Building Your Email List
Email is a quick, inexpensive, and powerful way to target and address your various markets, especially when compared to direct mail, and other traditional marketing channels. Listed below are a couple of pointers to make sure you get off on the right track.
Building Your Email List ---- Be selective
If you want to build an email list of existing customers, be sure to obtain their permission first instead of adding their names without telling them.Provide a value proposition that makes them want to be on your email list. For example, offer them an additional three-month warranty on a product in exchange for receiving product updates by email. This approach gives you the opportunity to strengthen the bond between you and your customers. If you add an email address without permission, recipients can get fiesty- everyone gets too much email - they will complain and mark your messaging as spam and possibly shut down the relationship with you altogether.
When building an email list of fresh contacts, remember bigger is not necessarily better. You want engaged customers --not just a list of dead nonresponders. Be sure to build a list of qualified names out of which a certain percentage will turn into prospects. Out of those prospects, a certain percentage should turn into conversions. When done correctly, you can enjoy higher sales results because your offers are sent to the right audience at the right times.
To qualify new contacts, many companies require individuals to confirm their initial request to get onto an email list by replying to a confirmation email. This is called "double opt-in", and it can slow your acquisition rate by 50% or more, but typically makes for a much more qualified and responsive email list.

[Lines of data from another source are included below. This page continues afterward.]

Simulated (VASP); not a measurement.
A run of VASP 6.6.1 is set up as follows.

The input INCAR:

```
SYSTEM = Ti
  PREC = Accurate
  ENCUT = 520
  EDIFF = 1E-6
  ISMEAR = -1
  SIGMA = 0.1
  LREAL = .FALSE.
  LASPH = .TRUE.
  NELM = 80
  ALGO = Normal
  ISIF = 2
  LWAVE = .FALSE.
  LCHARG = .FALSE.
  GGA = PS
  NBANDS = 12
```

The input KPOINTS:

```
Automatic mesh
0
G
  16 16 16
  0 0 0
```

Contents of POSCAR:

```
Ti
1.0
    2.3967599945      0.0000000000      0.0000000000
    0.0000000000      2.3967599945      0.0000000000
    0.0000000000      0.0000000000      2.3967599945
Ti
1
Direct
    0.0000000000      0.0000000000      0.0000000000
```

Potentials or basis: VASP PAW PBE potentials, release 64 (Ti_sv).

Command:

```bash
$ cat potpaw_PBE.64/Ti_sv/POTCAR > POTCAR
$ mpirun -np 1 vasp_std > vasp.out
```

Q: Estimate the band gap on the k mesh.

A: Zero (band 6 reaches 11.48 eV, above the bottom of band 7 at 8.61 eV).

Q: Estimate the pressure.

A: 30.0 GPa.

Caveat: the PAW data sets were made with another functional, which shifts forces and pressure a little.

Asking a new contact to take a single action to get onto your email list is called "single opt-in". This approach grows your list faster than double opt-in, though the list may not be as responsive and as rich with qualified prospects.
Remember, once permission is granted for your email communications, relevancy and timeliness determines whether or not a recipient views your emails as spam.
- Collect email addresses from registration cards, point-of-sale, customer service, and sweepstakes. For prospecting purposes, gather email addresses from your website, online white papers offered, from visitors to your trade show booths and from sales calls. Be careful: Just because you already have a person's email address for one reason or another doesn't necessarily mean you have permission to start sending all sorts of email campaigns to them. In all cases, give people an expectation of the value they will receive in return for handing over their email address to you."
- Post a privacy notice on your registration page at your website. People are understandably suspicious of any site they come across on the Internet so it's best to address their concerns up front. As reported by eMarketer, IMT Strategies found "93% of US internet users consider it very important that the site display a statement of how it will use personal information."
- Show prospective subscribers a sample of what they are signing up for at your website.
- Keep your registration page simple by asking for minimal information. You can always get more information later using surveys and incentives once an individual is added to your email list.
Watch out for:
- Don't make it difficult for people to stop hearing from you by email. Make it easy for a person to leave ("opt-out") of any or all email communications. For example, people may still wish to receive your product updates but not your company news. If it's difficult to be removed from your email list, recipients can complain to their ISP or self-appointed spam police who in turn can have you blacklisted. Being blacklisted means the recipient's ISP will automatically filter out any inbound email containing your name or email address.
- Don't promote your company or services through the renting, sponsoring, or bartering of email lists without performing a background check of the list owners and asking how they obtained their email addresses. You could be guilty by association if you are perceived as doing business with a spammer. Furthermore, spam laws are currently getting tougher in this area. Monitor the latest developments in legislation by visiting www.spamlaws.com.
Pre-checked opt-in boxes: Some online subscription forms have the "check" box for receiving email communications pre-checked. While this speeds list growth, some U.S.